On the stability of conservative discontinuous Galerkin/Hermite spectral methods for the Vlasov-Poisson system

TL;DR

This paper analyzes the stability and conservation properties of Hermite spectral and discontinuous Galerkin methods for the Vlasov-Poisson system, introducing a new weighted L2 space to ensure stability.

Contribution

It introduces a novel weighted L2 space with a time-dependent weight to establish stability for Hermite spectral methods applied to the Vlasov-Poisson system.

Findings

Proves conservation of mass, momentum, and energy for the spectral form.

Establishes global stability in the weighted L2 norm.
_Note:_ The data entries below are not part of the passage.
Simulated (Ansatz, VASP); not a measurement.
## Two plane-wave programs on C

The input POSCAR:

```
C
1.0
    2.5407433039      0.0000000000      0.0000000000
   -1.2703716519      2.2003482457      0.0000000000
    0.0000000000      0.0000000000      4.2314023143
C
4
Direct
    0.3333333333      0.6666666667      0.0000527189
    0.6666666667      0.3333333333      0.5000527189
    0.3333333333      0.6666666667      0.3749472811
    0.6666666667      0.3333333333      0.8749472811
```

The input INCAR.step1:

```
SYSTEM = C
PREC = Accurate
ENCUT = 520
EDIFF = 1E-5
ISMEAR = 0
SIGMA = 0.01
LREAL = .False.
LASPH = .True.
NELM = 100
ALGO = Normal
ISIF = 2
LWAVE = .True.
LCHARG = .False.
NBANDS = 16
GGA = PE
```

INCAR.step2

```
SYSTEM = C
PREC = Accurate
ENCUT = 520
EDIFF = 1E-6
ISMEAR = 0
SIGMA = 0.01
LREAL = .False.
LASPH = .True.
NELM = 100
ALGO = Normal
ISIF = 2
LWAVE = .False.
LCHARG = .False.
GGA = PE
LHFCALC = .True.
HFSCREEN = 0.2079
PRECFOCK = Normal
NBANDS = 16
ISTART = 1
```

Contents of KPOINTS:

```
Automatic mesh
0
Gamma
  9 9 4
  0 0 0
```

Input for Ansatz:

Numerical simulations confirm the stability and conservation properties.

Abstract

We study a class of spatial discretizations for the Vlasov-Poisson system written as an hyperbolic system using Hermite polynomials. In particular, we focus on spectral methods and discontinuous Galerkin approximations. To obtain L 2 stability properties, we introduce a new L 2 weighted space, with a time dependent weight. For the Hermite spectral form of the Vlasov-Poisson system, we prove conservation of mass, momentum and total energy, as well as global stability for the weighted L 2 norm. These properties are then discussed for several spatial discretizations. Finally, numerical simulations are performed with the proposed DG/Hermite spectral method to highlight its stability and conservation features.